I'm Seth, also known as the Wandering Aramean. I was bit by the travel bug 30 years ago and there's no sign of a cure. I fly ~200,000 miles annually; these are my stories. You can connect with me on Twitter, Facebook, and LinkedIn.

7 Comments

  1. If you look at the times of these flights, it just looks like they are using existing planes and swapping positions between FLL and JFK.

    JFK- FLL: depart 8:00am and arrive 11:05am daily.
    FLL- JFK: depart 9:15am and arrive 11:55am daily.

    Looks like they are using 4 hours of each planes downtime, and then probably moving the planes to SFO/LAX. Its not a single tail running both legs.

    1. Definitely not the same plane doing the FLL-JFK-FLL turn; I know that. But it is still an aircraft utilization play in the end, squeezing just a bit more flying out of the fleet in an effort to grab some profits. I almost get the BOS-LAS route; not a lot of competition and it is a nice weekend run. But the JFK-FLL market has a ton of capacity. And that’s before you expand to the whole NYC-FLL/MIA market.

      Anyone can sell seats if priced cheap enough. But why bother if the yields are going to be so low??

  2. Any capacity in that market during the winter SHOULD reap rewards. I think its a good idea to familiarize the snowbird market with the product, as its better than most of whats flying on that route right now, unless you get the AA INTL config. I think Virgin never took off on the east coast because you couldn’t get anywhere here on them. This can’t HURT. I just think this will disappear in May.

    1. There are 9x daily flights on JetBlue, each offering more pitch, faster (and free!) WiFi, free TV and free snacks. What about the 1x VX flight is better than that??

      I don’t know that it will actually “hurt” really as the opportunity cost here is pretty low. And it does give them an opportunity to make passengers familiar with the product. I’m just struggling to believe that this is a smart business move.

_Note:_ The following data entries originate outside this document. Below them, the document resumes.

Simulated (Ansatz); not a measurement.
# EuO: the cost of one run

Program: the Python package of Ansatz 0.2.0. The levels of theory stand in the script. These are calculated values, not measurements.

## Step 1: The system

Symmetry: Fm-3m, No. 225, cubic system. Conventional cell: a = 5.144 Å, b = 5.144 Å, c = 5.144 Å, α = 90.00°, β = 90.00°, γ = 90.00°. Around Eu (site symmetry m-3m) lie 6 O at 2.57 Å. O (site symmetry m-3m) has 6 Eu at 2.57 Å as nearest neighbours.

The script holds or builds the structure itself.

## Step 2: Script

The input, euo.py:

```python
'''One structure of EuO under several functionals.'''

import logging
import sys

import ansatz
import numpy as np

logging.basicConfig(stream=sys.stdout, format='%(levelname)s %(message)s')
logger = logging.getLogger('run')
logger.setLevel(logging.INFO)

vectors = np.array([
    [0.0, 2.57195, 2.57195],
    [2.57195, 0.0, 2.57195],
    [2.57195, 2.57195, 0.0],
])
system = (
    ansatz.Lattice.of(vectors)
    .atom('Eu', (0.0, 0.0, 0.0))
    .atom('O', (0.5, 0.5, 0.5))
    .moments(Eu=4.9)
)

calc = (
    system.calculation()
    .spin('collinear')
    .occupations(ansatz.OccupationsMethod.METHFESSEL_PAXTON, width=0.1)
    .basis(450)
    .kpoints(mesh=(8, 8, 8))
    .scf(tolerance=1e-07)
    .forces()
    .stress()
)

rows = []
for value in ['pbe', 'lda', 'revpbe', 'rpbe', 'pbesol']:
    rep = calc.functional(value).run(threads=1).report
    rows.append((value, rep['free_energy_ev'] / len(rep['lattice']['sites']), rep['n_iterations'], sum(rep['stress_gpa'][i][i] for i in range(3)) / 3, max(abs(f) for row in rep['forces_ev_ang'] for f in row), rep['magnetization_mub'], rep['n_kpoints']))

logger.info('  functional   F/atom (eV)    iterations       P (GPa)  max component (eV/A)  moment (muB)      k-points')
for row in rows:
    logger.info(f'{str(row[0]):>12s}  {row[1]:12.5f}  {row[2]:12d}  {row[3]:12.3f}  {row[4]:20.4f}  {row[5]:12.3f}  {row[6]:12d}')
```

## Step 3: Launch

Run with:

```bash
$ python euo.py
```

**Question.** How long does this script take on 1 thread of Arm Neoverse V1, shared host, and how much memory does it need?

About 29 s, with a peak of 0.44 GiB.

  3. The complaint I have heard from various people is that Virgin America “only has 1 flight a day”. They definitely seem to need a strategy.

  4. I understand not wanting to park a plane (or 2) at JFK for several hours, but jumping into the highly competitive snow bird market just isn’t the way to do this. They are really screwed from the outset because they have very little (practically zero) connecting flow, and the primary O/D airports for these markets are LGA and MIA. I guess the folks at VX decided the next best alternative was just fine, when clearly it isn’t. Any number of alternatives would serve them better…maybe swapping 1-2 LGA-DAL frequencies to JFK-DAL, then use the spare slots at LGA to offer proper NYC to S. Florida service. They also could have gotten creative and done JFK-DEN, then let the plane continue to SFO, JFK-DEN is a route with little competition. SFO-DEN is a little tougher, but at least its business traffic, not ma pa kettle looking for $49 one ways to Ft. Lauderdale. I won’t even broach the reduction of SFO-ORD to 1x daily. Bottom Line: I think there is a dart board in route planning at VX, and its getting a lot of use.

  5. Bottom Line: I think there is a dart board in route planning at VX, and its getting a lot of use.

    There’s always been one. Remember SFO-YYZ?